After pulling out around Rs 60,000 crore from Indian markets in September and October, foreign portfolio investors (FPIs) seem to be on the comeback trail with the month of November witnessing an inflow of Rs 5,642 crore.
According to figures compiled by the National Securities Depository (NSDL), FPIs focused on the debt market with Rs 5,650 crore inflows going into this segment. While FPI outflows from the equity market were Rs 10,825 crore and Rs 28,921 crore in September and October respectively, the month of November witnessed only Rs 10 crore outflows. The Sensex had risen by 550 points to 34,981.02 in November so far. However, in the financial year so far, total FPI outflows had crossed the Rs 100,000 crore mark, raising concerns on the current account deficit front. India had received around Rs 2 lakh crore FPI inflows in the calendar year 2017.
“FPI flows have witnessed an investment outflow in five out of seven months this fiscal, with exceptions in the month of July and August. November has witnessed a reversal in this trend with foreign portfolio investors investing in India to the tune of $718 million, indicative of positive FPI flows in the Indian economy,” said a Care Ratings study. The study said there could be several arguments which could be linked to the recent FPI inflows in the economy, ranging from easing crude oil prices which augur well for the Indian economy, to moderation in inflation, improved indirect tax numbers, unchanged global monetary policy stance (US, BoE, BoJ and ECB), and strengthening of the rupee.

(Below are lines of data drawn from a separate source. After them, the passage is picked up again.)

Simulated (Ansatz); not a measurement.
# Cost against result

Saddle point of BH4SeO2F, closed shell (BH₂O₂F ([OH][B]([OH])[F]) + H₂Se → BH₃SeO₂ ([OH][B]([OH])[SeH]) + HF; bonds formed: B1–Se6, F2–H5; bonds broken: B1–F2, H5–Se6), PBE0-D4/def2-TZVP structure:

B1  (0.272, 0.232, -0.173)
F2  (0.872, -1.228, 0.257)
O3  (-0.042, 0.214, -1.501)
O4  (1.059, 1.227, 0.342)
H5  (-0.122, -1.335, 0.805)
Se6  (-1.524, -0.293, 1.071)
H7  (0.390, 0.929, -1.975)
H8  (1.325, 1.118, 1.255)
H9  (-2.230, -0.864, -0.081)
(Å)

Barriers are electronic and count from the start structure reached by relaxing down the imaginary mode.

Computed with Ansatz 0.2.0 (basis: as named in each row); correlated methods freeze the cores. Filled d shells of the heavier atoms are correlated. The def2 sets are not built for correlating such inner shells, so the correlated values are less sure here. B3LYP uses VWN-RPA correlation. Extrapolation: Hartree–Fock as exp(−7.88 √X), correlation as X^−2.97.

Economic Affairs Secretary Subhash Chandra Garg had recently said the government was trying to find ways to ensure stability of FPI fund flows into the financial markets. “We are trying to find ways where portfolio investment become more stable rather than behave in this unstable way,” Garg said. He said the government will stick to the 3.3 per cent fiscal deficit target set in budget for current fiscal.